Abstract ID: 177
Thematic Session (Papers belonging to this Thematic Session)
Authors: Mendes, Ronald; Walker, James; Oushiro, Livia; Guy, Gregory; Hoffman, Michol; Blake, Renee
Submitted by: Mendes, Ronald (Universidade de São Paulo, Brazil)
Multicultural megacities — large urban centres characterized by ethnically heterogeneous populations — pose particular methodological challenges for the study of sociolinguistic variation and change. Although a number of large-scale projects (beginning with Labov, 1966) have developed a toolbox of sociolinguistic methods, not all of them are applicable to every community, each of which features its own sociolinguistic situation. A comparison of three cities in the Americas demonstrate that speakers can be organized along different social dimensions, which in turn holds consequences for methods of data collection and patterns of sociolinguistic variation and change. In New York City, Labov’s (2006) choice of the Lower East Side was determined in part by the neighbourhood’s representativeness of the ethnic and socioeconomic character of the city as a whole. In Toronto, where settlement patterns have led to the development of ‘ethnic enclaves’, Hoffman & Walker (2010:41) targeted the largest and most salient ethnic groups on the basis of their degree of participation in ethnically-defined social networks. In São Paulo, there is no single neighborhood that reflects the complexity of the whole city, nor are there ethnic enclaves where people of the same origin and background are concentrated (Mendes, 2011:7–8).

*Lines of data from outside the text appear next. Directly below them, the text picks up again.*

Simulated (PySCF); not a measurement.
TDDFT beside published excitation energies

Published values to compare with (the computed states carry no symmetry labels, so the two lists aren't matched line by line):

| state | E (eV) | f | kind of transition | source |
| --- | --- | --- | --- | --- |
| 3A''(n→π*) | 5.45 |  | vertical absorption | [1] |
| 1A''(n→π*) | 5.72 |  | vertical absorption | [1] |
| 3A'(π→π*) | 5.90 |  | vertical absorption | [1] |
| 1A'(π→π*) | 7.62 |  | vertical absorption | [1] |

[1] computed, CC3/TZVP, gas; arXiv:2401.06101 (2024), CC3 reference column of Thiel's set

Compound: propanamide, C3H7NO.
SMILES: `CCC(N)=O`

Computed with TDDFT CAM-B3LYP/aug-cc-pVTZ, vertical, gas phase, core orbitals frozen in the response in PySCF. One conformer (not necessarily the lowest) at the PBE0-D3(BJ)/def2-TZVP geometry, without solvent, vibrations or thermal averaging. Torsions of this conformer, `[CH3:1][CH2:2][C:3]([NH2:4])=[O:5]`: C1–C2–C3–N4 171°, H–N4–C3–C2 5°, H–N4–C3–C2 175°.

In all such studies, sociolinguists are confronted with two conflicting requirements: recruiting a large sample of informants that is representative of the larger speech community; and gathering detailed ethnographic information from each informant (Poplack, 1989). In the highly complex speech communities found in large multicultural cities, it is unlikely that traditional social factors will coincide with the speakers’ own categorizations and perceptions of social differentiation. While the integration of sociological and ethnographic approaches may produce more realistic sociolinguistic accounts, they suffer from the limitations inherent to large data collection projects.
In this thematic session, we discuss questions of research design and data collection in megacities characterized by ethnically and/or linguistically heterogeneous populations, including methods of sampling, representativeness, interview schedules, dialect leveling, the indexical field and the perception of sociolinguistic identities.
References
Hoffman, M. F. and J. Walker (2010) Ethnolects and the City: Ethnic orientation and linguistic variation in Toronto English. Language Variation and Change 22, 37–67.
Labov, W. (2006) The Social Stratification of English in New York City. Cambridge: Cambridge University Press.
Mendes, R. (2011) SP2010 – Construção de uma amostra da fala paulistana. Research Project.
Poplack, S. (1989) The care and handling of a mega-corpus: the Ottawa-Hull French Project. In: Fasold, R. and D. Schiffrin (eds.) Language Change and Variation. Philadelphia: John Benjamins.